Women’s rowing team pulls attention to massive garbage patch in Pacific

Eliza Dawson trains to row across the Pacific Ocean as a part of a four-woman team. (Photo courtesy Eliza Dawson)

Eliza Dawson, a former Husky rowing crewmember, will row across the Pacific Ocean this June from California to Hawaii, a distance of 2,400 miles, on an international team of four women.

They are the only all-women team in the Great Pacific Race in 2018, organized by New Ocean Wave, and aiming to break the world record for the fastest crossing by an all-female crew set in 2014 – 50 days, 8 hours, 14 minutes.

Two of her crewmembers are from the United Kingdom and one is from Brazil.

Dawson and her three crewmates from around the world will pass the Great Pacific Garbage Patch, GPGP, a gyre of plastic trash roughly four times the size of California.

“Each of us is working in our local communities to tackle issues threatening our planet and future,” the team wrote on their blog. “Together, we hope to have a global impact.”

They plan to record their journey and share photographs and videos on their blog.

The four women will alternate rowing in two-hour shifts with two hours of sleep for 40 to 50 days until they arrive.

They will row in the specially designed rowboat, “Ripple Effect,” which is about 24 feet long.

Dawson is fundraising on GoFundMe “to get a boat, necessary technology and safety equipment, take courses to prepare for the trip, and buy gear and food,” she wrote on the page.

“I think that what she is doing is admirable,” Yasmin Farooq, a head coach of women’s rowing crew at University of Washington, said in a text. “As a rower here at UW, she always had excellent preparation and she was incredibly tough.”

Dawson is preparing for her journey by rowing up to two hours in the morning and afternoon, then cycling and weightlifting for another two hours.

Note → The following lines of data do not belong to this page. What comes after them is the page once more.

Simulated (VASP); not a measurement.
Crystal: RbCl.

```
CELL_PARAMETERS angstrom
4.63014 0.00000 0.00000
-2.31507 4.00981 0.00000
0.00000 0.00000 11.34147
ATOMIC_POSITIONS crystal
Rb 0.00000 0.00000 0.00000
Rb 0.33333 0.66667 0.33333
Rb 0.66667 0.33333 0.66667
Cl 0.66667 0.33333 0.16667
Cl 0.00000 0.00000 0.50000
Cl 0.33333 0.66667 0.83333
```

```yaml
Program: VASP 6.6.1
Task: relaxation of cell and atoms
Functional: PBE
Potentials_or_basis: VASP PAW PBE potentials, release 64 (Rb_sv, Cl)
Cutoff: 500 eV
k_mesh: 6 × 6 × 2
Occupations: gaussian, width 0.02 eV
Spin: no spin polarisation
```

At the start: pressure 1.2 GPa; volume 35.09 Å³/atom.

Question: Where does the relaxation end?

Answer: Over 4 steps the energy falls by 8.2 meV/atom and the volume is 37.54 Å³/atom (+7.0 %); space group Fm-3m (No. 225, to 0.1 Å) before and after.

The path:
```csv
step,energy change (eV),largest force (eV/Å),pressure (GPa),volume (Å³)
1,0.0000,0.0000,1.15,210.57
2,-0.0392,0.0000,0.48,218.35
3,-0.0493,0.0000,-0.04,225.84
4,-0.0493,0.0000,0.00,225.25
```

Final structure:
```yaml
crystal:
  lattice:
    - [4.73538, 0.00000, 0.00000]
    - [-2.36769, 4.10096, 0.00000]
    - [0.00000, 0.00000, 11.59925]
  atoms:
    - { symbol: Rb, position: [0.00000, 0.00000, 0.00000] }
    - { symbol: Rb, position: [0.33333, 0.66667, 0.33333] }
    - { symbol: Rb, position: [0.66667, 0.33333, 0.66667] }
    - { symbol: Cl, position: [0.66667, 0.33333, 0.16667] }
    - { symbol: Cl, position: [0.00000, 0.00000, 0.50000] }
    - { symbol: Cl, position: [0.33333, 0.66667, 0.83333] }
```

She has never met her crewmates in person but they coordinate their trip via Skype.

Dawson, 22, studied atmospheric science at University of Washington with a focus on climate and will begin working on her Ph.D. this fall at Stanford University.

“I know she is going to do a great job of rising to this challenge and bringing awareness to an environmental concern that deserves attention,” Farooq said. “All of us will be pulling for her.”